A History of Silence
If media coverage is anything to go by, it may seem as though the aged care sector is currently in a worse state than it has ever been, but the truth is that there has always been a number of problems with the Australian aged care industry, but this is the first time we are really starting to hear about what these problems are.
According to Dr. Jilek, aged care accreditation has changed a lot over the last two decades, and the problems that we face today may just be a byproduct of an aged care accreditation process that had a don’t ask, don’t tell, approach to investigating the inner workings of Australian nursing homes.

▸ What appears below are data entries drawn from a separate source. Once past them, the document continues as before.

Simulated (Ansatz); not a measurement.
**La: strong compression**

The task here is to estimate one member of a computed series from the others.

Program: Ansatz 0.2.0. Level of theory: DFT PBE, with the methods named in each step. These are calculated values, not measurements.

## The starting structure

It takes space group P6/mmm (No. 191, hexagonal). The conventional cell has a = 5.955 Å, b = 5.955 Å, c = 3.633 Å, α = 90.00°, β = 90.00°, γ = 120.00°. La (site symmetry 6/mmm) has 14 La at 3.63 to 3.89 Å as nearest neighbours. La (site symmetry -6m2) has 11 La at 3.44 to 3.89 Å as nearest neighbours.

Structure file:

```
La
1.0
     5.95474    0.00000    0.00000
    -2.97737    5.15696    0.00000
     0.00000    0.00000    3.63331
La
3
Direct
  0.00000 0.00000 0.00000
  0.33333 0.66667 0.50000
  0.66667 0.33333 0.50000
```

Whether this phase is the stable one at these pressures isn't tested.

“The department has protected and been soft on organisations because the political will for the last 15 years has basically been to keep aged care out of the media,” said Dr. Jilek.
“I met a former minister who actually said ‘my role as the minister for Ageing will be judged on if I can keep aged care out of the media,’ and this has been the ethos of the aged care industry culture.”
“I have friends in the agency that were pressured for years not to mark aged care facility outcomes as being unmet, and this has only started to change over the last few years.”
“The head of the agency used to stand up at Senate estimates hearings and brag to the government about how small of a percentage of nursing homes actually failed accreditation, and people thought that the accreditation scheme was working well because such few homes were actually failing, which meant that everything was good and that there was nothing to see.”
“But the problem was that the agency didn’t actually look at anything, and the process was flawed because they came in with the preconceived notion that you had passed all 44 outcomes, and there would have to be an enormous amount of evidence to make them change that belief.”
“Now though, auditors come in with a clean slate and facilities actually have to prove that they are meeting standards and that is the way that an audit should be.”
A Closer Inspection
While there can be no debate that this country was in desperate need of a Royal Commission into Aged Care Quality and Safety, one topic that certainly raised a few eyebrows was the timing of the announcement.
Was this an industry that had just become sick and tired of seeing older Australians being treated poorly in the twilight years and willfully wanted to improve? or was the fact that the Royal Commission was announced one day before the ABC aired its harrowing ‘Who Cares’ investigation on 4 Corners a simple coincidence?
Either way, regardless of whether this was a gesture of taking responsibility or a preemptive strike to deal with criticism, the additional scrutiny being faced by aged care providers is certainly a welcome relief for residents and their families.
“This pressure to do the right thing was caused by the media, and 4 Corners had a lot to do with it,” said Dr.Jilek.
“Constant media pressure over the last few years has the government scrambling. It’s almost like toothpaste has been opened and it’s flowing out of the tube, and it’s going all over the place, and they are madly trying to shove it back into the tube, but its not working, so now, instead of accepting any responsibility, they are trying to change the narrative of the story.”
“The story is not going to be that the regulator was hiding things, it’s now going to be ‘well this is just a bad industry, something happened and now this industry has just magically gone bad somehow- and even though we don’t know how that happened – we can fix it,’ because the government can’t put their hand up and say ‘hey we are actually complicit in this.’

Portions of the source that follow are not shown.